The Toronto-based credit rating agency said on Monday that it will be
assigning a single-A rating to the notes, because “a number of
challenges have arisen” since April, when it had said it expected to
assign a double-A rating.
Credit spreads have widened significantly and some of the assets that
were underlying the commercial paper have faced pressure.
DBRS was the only agency to rate the commercial paper before the market
seized up as a result of the liquidity crisis in August, 2007, and much
of the paper had received top ratings. A report by Canada's brokerage
industry regulator, the Investment Industry Regulatory Organization of
Canada, found that most brokerages selling the paper said they did not
conduct internal due diligence reviews of the complex product because
they relied on the high credit rating the paper received from DBRS. The
rating agency has taken significant heat as a result of its ratings.

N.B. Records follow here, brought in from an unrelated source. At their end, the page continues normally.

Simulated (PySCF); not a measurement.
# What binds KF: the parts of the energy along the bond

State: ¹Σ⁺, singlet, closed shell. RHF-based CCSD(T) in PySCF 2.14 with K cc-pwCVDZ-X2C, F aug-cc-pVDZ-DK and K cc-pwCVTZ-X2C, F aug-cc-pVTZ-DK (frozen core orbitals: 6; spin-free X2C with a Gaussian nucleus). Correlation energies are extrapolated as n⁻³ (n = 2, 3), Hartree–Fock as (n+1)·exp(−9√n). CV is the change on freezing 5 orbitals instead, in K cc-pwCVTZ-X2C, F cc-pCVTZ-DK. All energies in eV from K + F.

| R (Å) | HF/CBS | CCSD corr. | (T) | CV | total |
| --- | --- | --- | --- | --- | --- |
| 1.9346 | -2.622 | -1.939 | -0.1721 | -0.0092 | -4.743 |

It continues to be the only agency to rate the new notes. Yesterday,
rival Moody's Investors Service said it is not rating them.
On Christmas Eve, the committee that's been working to restructure the
frozen commercial paper market announced that it finally had a new plan
that should allow the market to thaw early in the new year, thanks in
part to support from the government and other backers.
A significant amount of the money that will be backing the restructuring
plan was conditional on the notes receiving a credit rating of at least
single-A.
“We do not believe that the A rating will affect the ability of note
holders, who would have been able to hold AA rated notes, to hold the
restructured notes,” a source close to the committee said yesterday.
A number of investors, from corporations to pension plans, have rules
that outline the minimum credit rating an investment product must
receive in order for them to hold it.
The judge overseeing the restructuring of the market will be asked to
sign off on the committee's latest plan in January, after which the
commercial paper can be swapped for the new notes. It is not the first
time that the committee has presented a plan, but it now hopes the
restructuring will be completed by Jan. 16. A key element of this fix
was an agreement from Ottawa, Alberta, Quebec and Ontario to provide a
backstop credit line totalling $3.5-billion.